Wendo was born in 1925 in Mushie territory, Mai-Ndombe District of western Congo, then under Belgian colonial rule. His father died when he was seven, and his mother, a singer herself, died shortly thereafter. He was taken to live in an orphanage run by the Society of the Missionaries of Africa, and remained there until he was 12 or 13, expelled when the fathers disapproved of the lyrics of his songs. Wendo began playing guitar and performing at age 11.
Kolosoy became a professional singer almost by chance after having worked also as a boxer, sailor and longshoreman in Congo, Cameroon and Senegal. From 13 Wendo traveled as a worker on the Congo River ferries, and entertained passengers on the long trips. Between 1941 and 1946 he traveled as a sometime professional boxer, as far from home as Dakar, Senegal.
His birthname was Antoine Kalosoyi (also spelled Nkolosoyi), which he eventually regularised to Kolosoy. Later he was called "Windsor" (a homage to the Duke of Windsor and a play on the British Royalty theme of his band "Victoria Kin") which evolved into "Wendo Sor" and simply "Sor". He is most widely known as Wendo or Papa Wendo.

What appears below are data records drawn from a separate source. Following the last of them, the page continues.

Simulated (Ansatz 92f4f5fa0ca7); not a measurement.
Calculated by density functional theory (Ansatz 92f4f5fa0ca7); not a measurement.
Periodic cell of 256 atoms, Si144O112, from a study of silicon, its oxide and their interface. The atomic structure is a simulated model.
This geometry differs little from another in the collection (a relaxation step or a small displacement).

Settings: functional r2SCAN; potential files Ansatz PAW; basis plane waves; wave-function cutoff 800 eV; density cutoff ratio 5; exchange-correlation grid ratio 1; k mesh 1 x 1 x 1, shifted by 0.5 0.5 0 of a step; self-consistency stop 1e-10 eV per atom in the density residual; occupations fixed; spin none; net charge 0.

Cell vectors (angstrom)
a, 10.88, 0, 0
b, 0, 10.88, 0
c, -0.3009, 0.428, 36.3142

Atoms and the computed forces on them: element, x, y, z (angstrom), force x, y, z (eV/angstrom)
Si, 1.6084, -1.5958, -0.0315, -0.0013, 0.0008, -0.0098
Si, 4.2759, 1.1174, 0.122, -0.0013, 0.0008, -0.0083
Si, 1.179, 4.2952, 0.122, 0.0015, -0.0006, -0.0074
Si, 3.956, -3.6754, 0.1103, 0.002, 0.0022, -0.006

In the mid-1940s, he began playing guitar around the capital Kinshasa (then Leopoldville) with his Cuban style band Victoria Bakolo Miziki. He had met Nicolas Jéronimidis, a Greek businessman, on a steamer returning to Leopoldville from Dakar in 1946, and in 1947 Jéronimidis agreed to record Wendo's music for his new Leopoldville based record label Ngoma.